CCHS Volunteer Shorts: Mary Jane Russelburg

CCHS Volunteer Shorts: Mary Jane Russelburg

Summary:

Mary Jane Russelburg discusses her time as an employee and as a volunteer at the Cumberland County Historical Society. As a volunteer in the Library, Mary Jane, assists patrons with research including family research/genealogy, property research, as well as Indian School research.

Transcript:

Blair Williams: I am here today with Mary Jane Russelburg. I’ll start Mary Jane by asking what do you here at the Cumberland County Historical Society?

Mary Jane Russelburg: I volunteer in the library, mostly helping patrons do research either on family genealogy background. Sometime property research. Occasionally Indian School research. Those are the main things.

BW: How long have you been a volunteer?

MR: I’ve been a volunteer for somewhere between three and four years. But I’ve worked here, I started out as an employee here back in 2002. I worked here in the library for maybe eight years. Then I worked with the director for about three years. Then when she retired, I retired. And moved back to the Library in a capacity of a volunteer.

BW: What made you interested in coming back as a volunteer?
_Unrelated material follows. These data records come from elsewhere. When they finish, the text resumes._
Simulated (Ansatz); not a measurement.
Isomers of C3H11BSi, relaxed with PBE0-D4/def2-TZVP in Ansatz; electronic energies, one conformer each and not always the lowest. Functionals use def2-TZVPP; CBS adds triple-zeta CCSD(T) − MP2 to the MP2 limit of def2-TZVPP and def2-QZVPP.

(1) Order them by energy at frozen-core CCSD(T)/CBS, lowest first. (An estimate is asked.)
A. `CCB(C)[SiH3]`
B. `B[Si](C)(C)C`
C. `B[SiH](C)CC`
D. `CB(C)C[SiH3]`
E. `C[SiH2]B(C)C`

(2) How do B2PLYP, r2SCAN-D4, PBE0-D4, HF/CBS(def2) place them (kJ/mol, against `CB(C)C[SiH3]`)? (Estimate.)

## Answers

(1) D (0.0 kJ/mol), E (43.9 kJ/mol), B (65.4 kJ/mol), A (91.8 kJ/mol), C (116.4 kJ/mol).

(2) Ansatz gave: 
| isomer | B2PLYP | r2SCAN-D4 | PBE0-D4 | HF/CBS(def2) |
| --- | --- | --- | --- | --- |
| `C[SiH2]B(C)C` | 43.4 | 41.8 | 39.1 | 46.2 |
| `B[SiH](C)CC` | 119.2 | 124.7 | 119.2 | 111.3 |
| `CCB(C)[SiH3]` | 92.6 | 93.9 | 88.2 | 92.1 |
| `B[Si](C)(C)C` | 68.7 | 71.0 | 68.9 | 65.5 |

MR: I loved working in the library here. I don’t have any history background. I am not any kind of history expert by any means but it’s the research that I enjoy. Solving little mysteries. And I also just enjoy working with patrons that came in. We had people that come to this historical society from all over the United States as well as overseas. You get a chance to meet some really interesting people. Occasionally, you realize what a small world it is. We’ve had people from two very different places around the country, coincidentally researching at the same time, researching the same family.

BW: What would you say the most interesting item or object you’ve come across the collection is?

MR: There have been so many things. I can’t probably point to a specific one right at the moment. But sometimes the old newspapers, the 19th century newspaper articles. The way that they wrote things. You realize they didn’t have television or radio for entertainment so some of the descriptions of accidents or different events were written in such dramatic flair that you can kind of tell they served as a form of you can say entertainment. But that was what it was sometimes. Sometimes the things we see or hear nowadays are a little more graphic then we would like but I’ve seen some things that are surprisingly more descriptive then I would have expected for that time period. There is always something that comes up. Some document, some historic document that you think wow we have that here in our little museum in Carlisle.

BW: Thank you again for volunteering and for speaking with me today.